Celebration is the keystone of the book - the 'carnival of the unacknowledged and the fiesta of the repressed'. Things are seldom as they seem, boundaries are there to be crossed, there shall be mirth and anarchy, experiment and excess. A winged pot of mustard traverses the wintery heavens. 'Imagine,' urges Carter, and her Circean presence haunts every page, dazzling and disturbing, bestowing an aftermath of lurid, kaleidoscopic dreams.

The four stories which make up the first part of the book are all set in America. In 'Lizzie's Tiger' the squat, square infant, Lizzie Borden, who will one day take an axe to her parents, slips out illicitly to the circus and is almost consumed by a tiger. Carter writes in the round, in three dimensions, so that we see the scene simultaneously through the eyes of the child, the tiger and the author:

I cannot tell you how much she loved the tiger . . . It was the power of her love that forced it to come to her on its knees, like a penitent. It dragged its pale belly across the dirty straw towards the bars where the little soft creature hung by its hooked fingers. Behind it followed the serpentine length of its ceaselessly twitching tail. The crowded darkness and rich detail of that circus evening is in stark contrast to the great empty prairie and windswept skies of the beautiful, elegiac 'John Ford's Tis Pity She's a Whore', a melding of Jacobean dramatist John and American filmmaker John, part story, part screenplay, all tragedy: 'The dusk bird went chink-chink-chink with the sound of a chisel on a gravestone.' Here the language is as spare and pruned as Hemingway, and there is only the faintest touch of irony, perfectly judged. 'Gun for the Devil' likewise reworks the stuff of legend, a Faustian drama set in the sleaze of Mexican borderland. But it is unfinished, at times confusing and the least satisfying of these stories. This section is rounded off by the wildly funny 'Merchant of Dreams', where a living Hollywood legend, attended by the ancient MGM lion, undergoes a strange metamorphosis, within sound of the Pacific's 'foamy peripheries'.

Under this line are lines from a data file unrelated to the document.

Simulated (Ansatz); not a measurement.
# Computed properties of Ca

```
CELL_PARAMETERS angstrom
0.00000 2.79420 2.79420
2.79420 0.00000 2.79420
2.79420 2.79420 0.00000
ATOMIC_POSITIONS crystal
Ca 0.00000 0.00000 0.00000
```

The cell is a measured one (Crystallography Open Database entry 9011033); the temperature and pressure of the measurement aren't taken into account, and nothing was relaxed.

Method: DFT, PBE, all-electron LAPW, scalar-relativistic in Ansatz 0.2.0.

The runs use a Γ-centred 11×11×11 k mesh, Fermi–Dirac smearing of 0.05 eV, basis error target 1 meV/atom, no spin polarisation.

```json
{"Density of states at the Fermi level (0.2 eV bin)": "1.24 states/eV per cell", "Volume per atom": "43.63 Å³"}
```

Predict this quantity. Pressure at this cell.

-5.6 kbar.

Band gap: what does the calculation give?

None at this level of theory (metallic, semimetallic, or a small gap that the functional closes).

In the second part, Carter largely abandons straightforward narrative for a series of giddy, mind-blowing frolics. Here there are disquisitions on pantomime, mandrakes and asceticism, gender and motherhood, Cinderella and silence. The setting is Europe but a Europe of the past, a fairy-tale realm of forest and swamp, steep gabled houses and cobbled streets, where 'everything is excessive and gender is variable'. The breathtaking accumulation of images and objects is perhaps at its most spectacular in 'Alice in Prague, or the Curious Room', where Dr Dee sits beneath a stuffed flying turtle and tries to coax angels from his crystal sphere while the deranged Archduke Rudolf copulates with a fruit woman created by the painter Arcimboldo. 'Poor Tom's a-cold' calls the melancholy raven from its snowbound tower. Into this place comes Lewis Carroll's Alice, who is desperate to ask a question or two. No one can answer her: she has strayed from a world of logical deduction into an age 'in love with wonders'.

The wonders are there in every piece: a ship's mast becomes a laden cherry tree, another ship is a Christmas pie, Cinderella's mother becomes a cat, a cow, a bleeding bird, Mary Magdalene passes into sainthood in the trance of a candle flame. The Principal Boy and the Dame gleefully transcend their gender; nor will the principal boy be a New Man - 'she's gone to the bother of turning herself into a Principal Boy to get away from the washing-up in the first place.'

Mary Magdalene also transcends gender to reach 'the radiant, enlightened sinlessness of the animals . . . now she has no option but virtue'. For Angela Carter virtue is one thing, but penitence, mortification of the flesh, rejection of pleasure is another: 'penitence becomes sado-masochism. Self-punishment is its own reward.' Her essay on the 'Wrightsman Magdalene', Georges de la Tour's 17th-century painting of Mary Magdalene, is yet another wonderful piece of writing; she passes from image to image of this Mary, blackbrowed Palestinian, 'gaunt as famine, hairy as a dog', or young and adulterous, or withered and eremitic; she ends with the mirror and the candle flame and a profoundly moving account of birth.

Those who already know Angela Carter's work will need no encouragement to read these stories (she is the only late 20th-century writer I know who can use an exclamation mark and get away with it); for others they offer a joyous introduction. Susannah Clapp, editor of this volume, promises more to come.